When you search exact element (or insert element), you need to look through nodes of this tree and go to links with weight equal to distance between key of this node and your element. if you want to find similar objects, you need to go to several nodes simultaneously that supports your wishes of constrains of distances. (Maybe it can be even done with A* to fast finding one most similar object).
Simple example of BK-tree (from the second link)
BOOK
/ \
/(1) \(4)
/ \
BOOKS CAKE
/ / \
/(2) /(1) \(2)
/ | |
BOO CAPE CART
Your metric should be Hamming distance (count of differences between bit representations of two objects).
BUT! is it good to compare two integers as count of different bits in their representation? With Hamming distance HD(10000, 00000) == HD(10000, 10001). I.e. difference between numbers 16 and 0, and 16 and 17 is equal. Is it really what you need?
BK-tree with details:
https://hamberg.no/erlend/posts/2012-01-17-BK-trees.html
https://nullwords.wordpress.com/2013/03/13/the-bk-tree-a-data-structure-for-spell-checking/

Determining which polygon contains the majority of a line - Oracle Spatial

I have an oracle database (11g spatial) that includes a series of area polygons and water mains. I'm trying to attribute each of these mains to the area in which it is contained and for the most part this is straightforward enough (using the SDO_CONTAINS function) but I'm not sure how to deal with mains that straddle multiple polygons due to errors in digitisation.
In cases like this what I'd ideally like to do is attribute a main to an area polygon if the majority of it's length (>50%) is contained within onit. I know that I can use the SDO_RELATE function to determine every polygon that any given main interacts with, but I don't know how to then go about determining how much of it's length is contained within each area.
The principle is like this:
Correlate mains and areas. Assuming you have many mains and many areas, the most efficient approach is to use SDO_JOIN
For each couple (main/area) returned, compute their intersection (SDO_GEM.SDO_INTERSECTION) and measure the length of that intersection (SDO_GEOM.SDO_LENGTH).
From those results, retain the area for each main where the length is the maximum
If you want a full SQL example, allow me a bit of time to write that using sample data.

How to distinguish in master data and calculated interpolated data?

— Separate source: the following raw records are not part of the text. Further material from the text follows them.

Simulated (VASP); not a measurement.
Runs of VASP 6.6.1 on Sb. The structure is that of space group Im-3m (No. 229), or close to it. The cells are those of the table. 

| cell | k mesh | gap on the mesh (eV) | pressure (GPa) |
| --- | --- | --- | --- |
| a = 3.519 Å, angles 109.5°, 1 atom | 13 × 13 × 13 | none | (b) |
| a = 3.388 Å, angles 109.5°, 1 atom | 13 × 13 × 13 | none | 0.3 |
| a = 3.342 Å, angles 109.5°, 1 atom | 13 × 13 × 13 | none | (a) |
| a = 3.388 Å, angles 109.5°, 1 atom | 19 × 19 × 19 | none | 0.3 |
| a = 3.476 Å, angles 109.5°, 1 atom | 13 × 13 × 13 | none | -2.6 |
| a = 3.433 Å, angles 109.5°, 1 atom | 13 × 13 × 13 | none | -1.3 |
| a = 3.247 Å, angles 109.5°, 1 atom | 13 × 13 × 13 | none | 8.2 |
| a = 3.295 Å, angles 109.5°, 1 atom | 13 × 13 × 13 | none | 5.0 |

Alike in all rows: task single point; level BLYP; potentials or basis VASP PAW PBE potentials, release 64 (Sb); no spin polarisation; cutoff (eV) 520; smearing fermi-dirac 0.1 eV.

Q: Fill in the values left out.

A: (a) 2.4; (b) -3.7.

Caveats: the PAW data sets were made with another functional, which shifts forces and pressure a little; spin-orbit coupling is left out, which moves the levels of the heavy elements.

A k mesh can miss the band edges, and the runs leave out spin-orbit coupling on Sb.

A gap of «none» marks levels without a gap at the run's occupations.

I'm getting a bunch of vectors with datapoints for a fixed set of values, in the example below you see an example of a vector with a value per time point
1D:2
2D:
7D:5
1M:6
6M:6.5
But alas not for all the timepoints is a value available. All vectors are stored in a database and with a trigger we calcuate the missing values by interpolation, or possibly a more advanced algorithm. Somehow I want to be able to tell which data points have been calculated and which have been original delivered to us. Of course I can add a flag column to the table with values indicating whether the value was a master value or is calculated, but I'm wondering whether there is a more sophisticated way. We probably don't need to determine on a regular basis, so cpu cycles are not an issue for determining or insertion.
The example above shows some nice looking numbers but in reality it would look more somethin like 3.1415966533.
The database for storage is called oracle 10.
cheers.
Could you deactivate the trigger temporarily?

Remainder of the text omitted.